Of course. Dogs don't do 'good' and 'bad' - they do what 'works', what gives them the best outcome. Pretty much like humans do a lot of the time.

While there are others, I think the three main reasons for a dog not doing what you ask are these.

First, she doesn't understand. That's where training comes in, you need to teach her what you want, and reward when she gets it right so she knows she has done the right thing.

Second, the motivation or reward of doing what she is already doing is higher than the motivation or reward of doing what you are asking. This is why some dogs won't, for example, recall when they are playing or chasing squirrels. So make sure what you offer is of far higher value - or, if you can't beat something like a squirrel chase, don't allow the opportunity for it to happen (i.e. don't set her up to fail). Use a leash or a long line to keep control.

Third, you are working against a deeply rooted breed trait that the dog has been selectively bred for over centuries. There is a reason why we don't use terriers to herd sheep - it can be done but it is a lot harder.

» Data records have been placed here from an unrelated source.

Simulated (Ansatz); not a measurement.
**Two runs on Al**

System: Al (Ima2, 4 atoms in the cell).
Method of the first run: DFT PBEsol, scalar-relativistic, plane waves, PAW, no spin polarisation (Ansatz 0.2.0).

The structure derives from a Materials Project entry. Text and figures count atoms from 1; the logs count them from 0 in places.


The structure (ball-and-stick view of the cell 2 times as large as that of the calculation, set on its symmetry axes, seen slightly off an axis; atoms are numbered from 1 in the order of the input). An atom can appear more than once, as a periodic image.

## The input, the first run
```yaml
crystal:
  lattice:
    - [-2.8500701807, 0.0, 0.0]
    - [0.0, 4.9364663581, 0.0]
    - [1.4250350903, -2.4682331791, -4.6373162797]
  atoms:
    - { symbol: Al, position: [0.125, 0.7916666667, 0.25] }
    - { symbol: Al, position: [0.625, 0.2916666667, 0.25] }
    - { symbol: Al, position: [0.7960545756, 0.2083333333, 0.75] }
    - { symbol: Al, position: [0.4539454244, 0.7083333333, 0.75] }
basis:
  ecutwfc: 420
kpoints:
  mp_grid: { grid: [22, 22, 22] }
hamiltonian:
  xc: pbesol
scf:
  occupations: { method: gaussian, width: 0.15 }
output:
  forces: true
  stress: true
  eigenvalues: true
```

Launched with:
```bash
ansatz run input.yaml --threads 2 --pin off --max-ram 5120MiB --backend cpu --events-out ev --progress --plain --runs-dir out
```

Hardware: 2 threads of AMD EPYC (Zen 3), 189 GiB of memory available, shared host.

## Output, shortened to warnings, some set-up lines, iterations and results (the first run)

It's likely the second one you are dealing with. So, what's in it for her to comply? What happens when she recalls - do you reward / play / release, or is it end of fun, leash on and home? When she is jumping the excitement makes that self rewarding. I find a solid 'sit' works (she can't sit and jump) but maybe you need to be more creative, like switching between sit, down, spin, between your feet, going to a place etc.